While 4G has higher transmission speeds compared to 3G, many in the industry believe that the transmission capabilities of 3G are more than adequate for alarm transmission as well as other machine-to-machine (M2M) applications. Furthermore, adding more expensive 4G technology to alarm communicators would burden the product with pricy components that do not realistically improve communications or performance. The current 2G network is more than capable of supporting the needs of existing alarm communicators and the need to change to 3G is primarily driven by the fact that the carriers are migrating away from 2G.
While customers will see improvements due to the increased throughput for devices where larger amounts of data are used (i.e. uploading/downloading over cellular) the speed is not critical — most data transmissions are smaller in size than a basic email. Most important to the debate is the expected life cycle, and the North American carriers themselves project that 3G/4G (HSPA/HSPA+) technology will share a common lifespan as the carrier’s high volume users will continue to migrate the 4G LTE network as it expands across the country.
Several manufacturers are offering devices that use CDMA technology, which is, in essence, a switch from 2G GPRS technology to 2G CDMA or 1xRTT, which is expected to offer a lifecycle similar to 3G/4G offerings.
Planning a Migration Strategy
With ongoing preparations by the carriers to reallocate bandwidth from the 2G network to support expansions of 3G/4G service, the usefulness of 2G lessens with each passing day.
To aid in the upgrades, manufacturers are offering a wide range of communicator swap-out programs that offer 3G replacements for 2G communicators, with a variety of options, including reduced or equivalent 2G pricing for 3G communicators. Others offer a variety of rebates, account credits or upgrade incentives on related equipment.
Make sure to review your options carefully and choose a conversion program that provides the path away from 2G that best fits your business and allows for the least disruption in service as the carriers transition away from older technology.
Finally, don’t underestimate the importance of communicating to your customers the need to upgrade their alarm system’s communicator — and what it means to them.
Many dealers are bundling free upgrades from 2G with extensions or renewals of monitoring contracts to help offset the cost and improve the customer experience. Other dealers are planning to swap out the 2G equipment in conjunction with service calls on other items, avoiding the additional expense of a separate truck roll.
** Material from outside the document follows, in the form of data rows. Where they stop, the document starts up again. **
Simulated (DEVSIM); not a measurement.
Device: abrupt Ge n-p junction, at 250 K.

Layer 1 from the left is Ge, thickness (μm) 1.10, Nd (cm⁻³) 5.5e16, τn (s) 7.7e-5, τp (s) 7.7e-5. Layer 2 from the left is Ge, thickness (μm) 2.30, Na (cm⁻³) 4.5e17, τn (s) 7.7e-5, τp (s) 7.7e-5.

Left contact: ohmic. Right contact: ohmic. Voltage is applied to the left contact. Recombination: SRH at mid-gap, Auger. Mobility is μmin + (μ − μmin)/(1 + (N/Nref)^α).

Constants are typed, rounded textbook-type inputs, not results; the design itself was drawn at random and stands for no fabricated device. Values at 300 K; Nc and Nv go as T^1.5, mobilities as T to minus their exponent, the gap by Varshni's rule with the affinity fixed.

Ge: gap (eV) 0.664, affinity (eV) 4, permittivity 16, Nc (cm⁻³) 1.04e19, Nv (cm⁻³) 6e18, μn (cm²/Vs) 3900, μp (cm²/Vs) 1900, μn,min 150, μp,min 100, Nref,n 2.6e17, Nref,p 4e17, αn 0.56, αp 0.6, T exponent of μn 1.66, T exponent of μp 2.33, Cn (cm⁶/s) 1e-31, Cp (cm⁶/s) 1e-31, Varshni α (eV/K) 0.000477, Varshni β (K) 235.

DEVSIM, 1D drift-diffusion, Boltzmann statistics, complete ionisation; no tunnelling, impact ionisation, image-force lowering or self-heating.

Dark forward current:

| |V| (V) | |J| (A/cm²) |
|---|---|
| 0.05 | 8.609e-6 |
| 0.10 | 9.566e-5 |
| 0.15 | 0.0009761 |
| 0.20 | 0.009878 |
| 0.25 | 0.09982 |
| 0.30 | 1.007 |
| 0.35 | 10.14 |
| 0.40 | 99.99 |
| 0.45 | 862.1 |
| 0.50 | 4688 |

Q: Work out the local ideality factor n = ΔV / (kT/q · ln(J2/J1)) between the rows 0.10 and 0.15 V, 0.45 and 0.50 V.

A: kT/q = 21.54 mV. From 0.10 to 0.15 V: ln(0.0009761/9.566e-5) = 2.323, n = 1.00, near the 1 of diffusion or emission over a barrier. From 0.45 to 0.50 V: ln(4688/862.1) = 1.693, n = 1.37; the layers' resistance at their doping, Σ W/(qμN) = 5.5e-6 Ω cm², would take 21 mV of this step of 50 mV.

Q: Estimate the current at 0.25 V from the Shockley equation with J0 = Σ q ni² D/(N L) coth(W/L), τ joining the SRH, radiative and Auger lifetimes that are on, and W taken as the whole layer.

Although the U.S. market is one of the first in which the 2G sunset is booked on the calendar, other major carriers around the world are expected to announce formal plans for their 2G migration, and have already reduced or stopped their investment in the 2G network. For example, Australia has already begun its 2G phaseout, and areas like Mexico City are grappling with severe congestion issues on 2G due to reduced capacity in that market. As the U.S. security market continues its transition, a solid plan can help alleviate many of the expected growing pains associated with the sunset.